U.S. container imports are expected to peak in August at a little over 2 million TEUs before slowly backing off, according to the National Retail Federation‘s Global Port Tracker report. This comes as retailers are closely watching labor disputes that could cause supply chain disruptions.

In May, U.S. ports saw an 8.5% increase in container imports from April, but a 19.3% decrease from the previous year, with 1.93 million TEUs handled.

The Global Port Tracker report projects June imports to be 1.86 million TEU, down 17.5% YoY and 3.6% from May. The first half of 2023 is expected to reach 10.6 million TEUs, down 22% from the same period in 2022. July is forecast at 1.94 million TEUs, down 11% year over year.

The NRF sees U.S. import cargo volume peaking in August at 2.03 million TEUs, which would would make it the highest monthly volume since last October, but down 10.1% YoY.
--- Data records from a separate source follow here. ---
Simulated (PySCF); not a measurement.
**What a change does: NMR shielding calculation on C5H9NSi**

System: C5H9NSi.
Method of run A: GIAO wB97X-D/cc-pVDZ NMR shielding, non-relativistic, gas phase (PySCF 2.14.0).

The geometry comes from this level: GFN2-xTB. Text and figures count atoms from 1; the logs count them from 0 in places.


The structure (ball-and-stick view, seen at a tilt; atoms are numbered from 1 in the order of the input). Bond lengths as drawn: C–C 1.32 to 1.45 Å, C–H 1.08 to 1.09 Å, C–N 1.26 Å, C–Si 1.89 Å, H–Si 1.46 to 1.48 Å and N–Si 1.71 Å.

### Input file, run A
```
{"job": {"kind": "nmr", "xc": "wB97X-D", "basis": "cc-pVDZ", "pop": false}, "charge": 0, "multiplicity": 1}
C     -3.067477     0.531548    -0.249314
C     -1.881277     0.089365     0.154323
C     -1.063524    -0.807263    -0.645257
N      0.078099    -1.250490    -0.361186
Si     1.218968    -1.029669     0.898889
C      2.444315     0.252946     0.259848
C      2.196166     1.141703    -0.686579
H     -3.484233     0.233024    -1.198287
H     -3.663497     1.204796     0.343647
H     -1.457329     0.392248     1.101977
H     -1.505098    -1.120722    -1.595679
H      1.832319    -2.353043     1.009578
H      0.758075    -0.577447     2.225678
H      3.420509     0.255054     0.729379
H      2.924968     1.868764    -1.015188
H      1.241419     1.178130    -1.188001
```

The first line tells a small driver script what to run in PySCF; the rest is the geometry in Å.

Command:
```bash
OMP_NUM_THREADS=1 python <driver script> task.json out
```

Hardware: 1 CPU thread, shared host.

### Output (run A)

September is forecast at 1.96 million TEU, down 3.4%; October at 1.97 million TEU, down 1.8%, and November at 1.88 million TEU, up 5.9% for the first YoY increase since June 2022.

“These numbers together point toward another quarter of economic growth, which should confirm that the prospect of a recession is looking less likely,” said Ben Hackett, founder of Hackett Associates, which produces the Global Port Tracker for the NRF. According to Hackett, first-quarter GDP growth was revised upward to 2%, consumer demand is stable, and consumers continue to spend while retailers and wholesalers reduce their inventories.

While the NRF has yet to issue its full year forecast, Q3 imports are expected to total 5.9 million TEUs, an 8.3% decrease from last year, and the first nine months of the year will total 16.5 million TEUs, a 17.6% decrease YoY.

In 2022, imports totaled 25.5 million TEUs, a 1.2% decrease from the record of 25.8 million TEUs set in 2021.

Meanwhile, retailers are closely watching labor disputes at ports in western Canada and a potential Teamsters strike against United Parcel Service that could cause supply chain disruptions, the NRF said.

“We were relieved that labor and management at West Coast ports reached a tentative agreement last month but that doesn’t mean supply chain disruptions are over,” NRF Vice President for Supply Chain and Customs Policy Jonathan Gold said. “The port strike affecting Vancouver and Prince Rupert shouldn’t have a major impact here but could affect some U.S. retailers whose merchandise comes in through Canada and could have a potential ripple effect at other ports.”

The NRF notes that Canada’s Vancouver and Prince Rupert handled over 185,000 TEU in May, accounting for approximately 9% of combined U.S.-Canadian container imports at ports covered by the NRF’s full Global Port Tracker report.

“Meanwhile, the ability to move goods from U.S. ports to stores could be impacted if UPS and the Teamsters don’t resolve their differences before their contract expires at the end of the month. We urge all parties in both negotiations to get back to the table and continue efforts to reach a final deal without engaging in disruptive activity. Seamless supply chains are critical for retailers as we head into the peak shipping season for the winter holidays,” said Gold.